Software Engineering discussion

34 views

Making Sense of NoSQL > Ch 1: NoSQL: It's about making intelligent choices

Comments Showing 1-7 of 7 (7 new) post a comment »

date

newest »

message 1: by [deleted user] (new)

Jan 01, 2014 06:50AM

Happy New Year, and welcome to the start of our discussion on the new book. I will post a topic for each chapter, like this one, about once a week, which will keep us on pace to finish this book over the next three months.

Some comments/questions to get us going:

- Here is a list of 150 NoSQL databases: http://nosql-database.org/

- Is Memcached really a NoSQL database, or a performance/scale improvement technology sitting on top of traditional SQL databases?

- I also like to say that NoSQL stands for "Not Only SQL" instead of "No SQL". Some have said that NoSQL should be called NoREL "Not Relational". I think the name is unfortunate, but it is already set in concrete by now.
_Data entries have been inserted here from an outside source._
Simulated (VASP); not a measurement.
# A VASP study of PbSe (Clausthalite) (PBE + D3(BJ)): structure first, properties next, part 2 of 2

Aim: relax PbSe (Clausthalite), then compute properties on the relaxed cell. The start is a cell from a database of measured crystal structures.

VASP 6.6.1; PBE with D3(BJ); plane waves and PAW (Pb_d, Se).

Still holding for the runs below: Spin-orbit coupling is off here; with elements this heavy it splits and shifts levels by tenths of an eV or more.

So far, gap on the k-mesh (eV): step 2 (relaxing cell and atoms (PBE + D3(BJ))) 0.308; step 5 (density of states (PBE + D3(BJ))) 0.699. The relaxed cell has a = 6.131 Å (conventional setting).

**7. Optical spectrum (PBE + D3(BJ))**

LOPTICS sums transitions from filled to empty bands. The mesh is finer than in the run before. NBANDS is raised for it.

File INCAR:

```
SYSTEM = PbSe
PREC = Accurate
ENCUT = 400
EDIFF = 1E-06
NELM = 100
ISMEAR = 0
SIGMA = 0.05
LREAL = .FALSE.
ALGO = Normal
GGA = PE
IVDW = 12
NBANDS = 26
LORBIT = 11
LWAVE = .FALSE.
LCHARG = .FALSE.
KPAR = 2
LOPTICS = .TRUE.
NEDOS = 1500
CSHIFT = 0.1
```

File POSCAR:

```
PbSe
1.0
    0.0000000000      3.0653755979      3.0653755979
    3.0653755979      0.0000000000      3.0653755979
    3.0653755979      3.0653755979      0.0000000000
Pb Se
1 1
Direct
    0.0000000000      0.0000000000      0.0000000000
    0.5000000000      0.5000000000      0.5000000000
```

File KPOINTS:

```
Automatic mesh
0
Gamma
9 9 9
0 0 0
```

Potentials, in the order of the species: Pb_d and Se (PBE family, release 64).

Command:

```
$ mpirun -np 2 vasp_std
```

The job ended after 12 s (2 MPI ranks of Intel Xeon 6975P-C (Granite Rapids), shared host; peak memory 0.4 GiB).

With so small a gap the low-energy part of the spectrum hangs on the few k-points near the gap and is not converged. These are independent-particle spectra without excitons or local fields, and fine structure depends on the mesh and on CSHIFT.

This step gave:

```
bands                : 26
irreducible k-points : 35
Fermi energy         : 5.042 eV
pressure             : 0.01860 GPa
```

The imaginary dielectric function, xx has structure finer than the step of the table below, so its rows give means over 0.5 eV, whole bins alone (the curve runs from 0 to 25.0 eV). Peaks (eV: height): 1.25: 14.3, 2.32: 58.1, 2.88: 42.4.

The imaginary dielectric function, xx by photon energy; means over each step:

- Haven't we seen this all before, in the 1990s, when object-oriented databases were supposed to take over the world (and they fizzled)?

- The chapter mentions standards several times, but I don't know of any standards across NoSQL products (except, variations of SQL!).

- I haven't seen much about doing object persistence with NoSQL databases. Has anyone seen Hibernate-like products for persisting Java objects to one of the NoSQL stores? Which NoSQL model seems to provide the best fit for this use case?

reply | flag

message 2: by Dan (new)

Jan 02, 2014 10:53AM

> Is Memcached really a NoSQL database
This is a good point. Some people don't think that a product is a database unless it has a query language. A simple API (PUT, GET, DELETE) would not count. They prefer the term "data store" to differentiate these items.

> Haven't we seen this all before, in the 1990s, when object-oriented databases were supposed to take over the world (and they fizzled)?
Yes, I agree that we have seen database innovations in the past that has not become mainstream. PICK and MUMPS are good examples of these that are still in use today. What I think is different now is the number of companies that are using new databases because Relational/SQL really are not meeting their needs.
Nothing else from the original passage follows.